Almost a year ago, I wrote this post about some purportedly late radiocarbon dates for mastodons and mammoths that are being used as "evidence" for the accuracy of the Book of Mormon (BOM). The BOM (Ether:16-19) describes elephants in the New World at what would have been about 2500 BC. The current scientific consensus, however, is that mastodons and mammoths did not survive in the Eastern Woodlands past about 9500 BC. While Mormon scholars continue to cling to a small suite of Holocene radiocarbon dates to argue for much later survivals, it's pretty clear that those anomalously young dates are probably attributable to either contamination, context/association problems, or both. I provided a table of five radiocarbon dates that seem to be embraced by Mormons not because they are good science, but because they remain the "best fit" to the Jaredite time period. No-one else takes those dates seriously. They're probably mistakes.
Mastodon Remains. In a long list of fauna from Devil's Den, there is a single entry for Proboscideans: "2 vertebrae, a last cervical vertebrae and an anterior thoracic" from juvenile mastodons.
Dating and Associations. The age estimate of 7000-8000 BP pertains to an entire fossil assemblage, not just the mastodon remains. While it is not exactly clear how this age estimate was produced (this description sources an unpublished research paper by H. K. Brooks that purportedly references radiocarbon dates, but no specifics are provided), it seems that the young age is not generally accepted by paleontologists in Florida and elsewhere. An age of 7000-8000 BP for the entire Devil's Den assemblage would mean that horses (Equus), saber-toothed cats (Smilodon), giant ground sloths (Megalonyx), Florida spectacled bears (Tremarctos floridanus), and dire wolves (Canis dirus) were running around in Florida at about 6700-5700 BC. There is no other evidence, at archaeological sites or elsewhere, for those species surviving into the Middle Archaic period in Florida or anywhere else.
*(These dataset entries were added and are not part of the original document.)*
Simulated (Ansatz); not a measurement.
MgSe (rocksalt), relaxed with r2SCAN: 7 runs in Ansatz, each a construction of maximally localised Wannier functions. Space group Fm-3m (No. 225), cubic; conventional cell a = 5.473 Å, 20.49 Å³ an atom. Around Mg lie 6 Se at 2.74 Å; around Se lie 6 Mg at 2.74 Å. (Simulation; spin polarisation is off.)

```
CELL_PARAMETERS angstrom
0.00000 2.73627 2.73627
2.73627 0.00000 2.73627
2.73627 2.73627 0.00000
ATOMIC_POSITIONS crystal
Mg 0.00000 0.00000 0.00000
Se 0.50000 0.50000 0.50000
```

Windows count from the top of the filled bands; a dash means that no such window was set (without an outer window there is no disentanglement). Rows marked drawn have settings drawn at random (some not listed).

The long and short of it is that it appears there's good reason to view the late dates of Devil's Den fossil assemblage with significant skepticism. If it's good evidence for a late survival of mastodon, it's good evidence for a late survival of an entire "Pleistocene" fauna that has no precedent elsewhere. A simpler explanation is that the age estimate for the assemblage is not accurate. As Butler suggested in his email to me, this assemblage would seem to be a prime candidate for re-dating using modern AMS methods. I wrote the following in my original post:
One final note to show you how these things fit together: Dr. John Sorenson, an advocate of late mammoth/mastodon survivals and one of the primary defenders of the historicity of the BOM, is a prominent advocate for pre-Columbian transoceanic contact in the Ancient Artifact Preservation Society, the hyperdiffusionist organization backing the "100 percent confirmed Roman sword from Nova Scotia" that turned out to be a piece of modern brass tourist kitsch. Maybe we should do a blood residue analysis on the sword and see if it was used to kill mastodons. Finally . . . it all makes sense!